‘£1m Isn’t Rich Anymore’: The Rise and Fall of Investment Banking
…Arguments about “casino” banking continue to rage: in the UK in 2011 the Vickers report recommended ring-fencing investment banking from retail operations, and in the US the Volcker Rule will prevent banks with retail operations from making the sort of risky proprietary investments that went so sour for National City Corp. What is clear is that the concept of the “bulge bracket” bank is under heavy scrutiny - the once-feted model that all those small US banks strained towards which said that bigger was always better, and that it was sensible for the same institution to handle your mortgage, your insurance needs, your speculative derivative investments and your share trading, while also dealing in commodities, advising on mergers and acquisitions and carrying out a host of other financial services. Now the likes of Barclays, RBS, Citigroup, BNP Paribas and a host of other names more usually associated with retail banking are left with hypertrophied, redundant investment banking operations that belong to a bygone age.

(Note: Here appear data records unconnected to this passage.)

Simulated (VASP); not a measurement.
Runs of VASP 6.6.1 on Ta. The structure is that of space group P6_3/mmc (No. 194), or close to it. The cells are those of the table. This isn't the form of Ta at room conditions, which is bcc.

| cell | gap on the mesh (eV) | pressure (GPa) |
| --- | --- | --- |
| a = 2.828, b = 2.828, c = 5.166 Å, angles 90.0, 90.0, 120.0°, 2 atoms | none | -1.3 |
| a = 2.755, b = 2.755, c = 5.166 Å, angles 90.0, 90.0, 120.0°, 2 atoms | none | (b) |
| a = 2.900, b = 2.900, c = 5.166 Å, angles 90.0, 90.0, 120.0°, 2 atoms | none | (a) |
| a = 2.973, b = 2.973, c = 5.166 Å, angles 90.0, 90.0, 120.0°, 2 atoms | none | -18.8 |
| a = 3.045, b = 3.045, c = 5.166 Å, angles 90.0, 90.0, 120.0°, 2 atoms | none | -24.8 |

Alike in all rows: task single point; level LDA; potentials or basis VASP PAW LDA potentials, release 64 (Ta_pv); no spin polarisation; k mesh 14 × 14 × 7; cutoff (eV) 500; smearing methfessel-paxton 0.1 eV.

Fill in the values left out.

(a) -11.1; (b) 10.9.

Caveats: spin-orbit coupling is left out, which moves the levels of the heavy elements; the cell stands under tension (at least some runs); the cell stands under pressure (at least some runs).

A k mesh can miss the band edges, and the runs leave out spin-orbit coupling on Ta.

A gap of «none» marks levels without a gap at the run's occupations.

With increasing focus on those still brave enough to call themselves investment bankers, the story of these one-time titans of the markets has lurched from scandal to catastrophe. JPMorgan - previously aloof from the struggles of other banks - got tarnished by the inexplicable actions of the London Whale, a rogue trader at its proprietary investment office. The former Barclays boss Bob Diamond’s intransigence and lack of remorse marked him out as an avatar of the era of selfish capitalism. The London Interbank Offered Rate scandal in which Barclays was implicated - where traders manipulated one of the key interest rates to line their pockets - looks as if it will leave few in the industry untarnished, with further evidence of impropriety at HSBC and Standard Chartered.